"A Hundred Times Forgotten: The Life and Death of Chinese American Women in Los Angeles."

Monday, October 20th, 7 PM

Three years ago, construction crews excavating for the foundations of the MTA’s Gold Line in East LA, began discovering coffins buried under the streets. In all, 132 bodies were discovered, in remarkably good condition. No one knew who they were, as they were buried where no recorded cemetery existed. Our speaker, Andrea Milly, is one of a team of researchers from Cal State LA, who have identified the 100 year old bodies as those of the forgotten Chinese of early Los Angeles, the immigrants who, along with Latinos and Native Americans, provided the heavy labor that built our city. It was these very Chinese laborers, today buried under the streets of Los Angeles, who, in our own area, logged out the huge trees of Pickens Canyon, and built such legendary local monuments as the Gould Castle. Ms. Milly has focused her investigation on the skeletal remains of the 12 females in the group of mysterious forgotten corpses. She will tell us about that aspect of her research, plus the layout of graves (male, female, children, disinterred), coffin hardware (to get a more narrow possible date of burial), coffin artifacts and what that says about their social activities (opium smoking, gambling), info from the burial registry, and archival research of newspapers from the 19th/20th century covering the death of females. She hopes to identify these forgotten 12 women, and perhaps eventually discover their individual histories, their social conditions and status in the male dominated and misunderstood history of the Chinese in Los Angeles.

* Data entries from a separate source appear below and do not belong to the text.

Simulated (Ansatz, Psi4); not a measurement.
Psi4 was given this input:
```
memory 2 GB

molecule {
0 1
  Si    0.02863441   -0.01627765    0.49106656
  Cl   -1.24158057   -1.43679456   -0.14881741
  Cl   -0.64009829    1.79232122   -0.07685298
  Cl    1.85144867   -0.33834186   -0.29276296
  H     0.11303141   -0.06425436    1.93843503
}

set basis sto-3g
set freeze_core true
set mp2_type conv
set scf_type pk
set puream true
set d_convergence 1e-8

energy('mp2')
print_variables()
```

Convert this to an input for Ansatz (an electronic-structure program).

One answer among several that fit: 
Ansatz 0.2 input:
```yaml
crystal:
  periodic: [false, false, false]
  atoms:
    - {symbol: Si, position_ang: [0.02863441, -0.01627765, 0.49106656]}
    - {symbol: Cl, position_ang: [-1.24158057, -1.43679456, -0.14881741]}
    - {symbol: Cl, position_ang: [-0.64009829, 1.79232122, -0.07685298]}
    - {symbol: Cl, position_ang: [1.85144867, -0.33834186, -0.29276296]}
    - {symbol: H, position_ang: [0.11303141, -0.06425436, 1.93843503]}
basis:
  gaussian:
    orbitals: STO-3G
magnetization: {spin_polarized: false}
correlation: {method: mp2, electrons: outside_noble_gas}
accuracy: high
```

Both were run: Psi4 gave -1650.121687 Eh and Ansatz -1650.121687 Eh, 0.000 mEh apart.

Andrea Milly is a graduate student at CSLA, and the mother of two small children. She is particularly connected to her research in that she grew up just two blocks from where the bodies were discovered, and that her husband, and thus her children, are of Chinese ancestry. She is fulfilling her lifelong dream of becoming an archaeologist.

Caption: A young Chinese woman peers out the caged window of a brothel in old Los Angeles.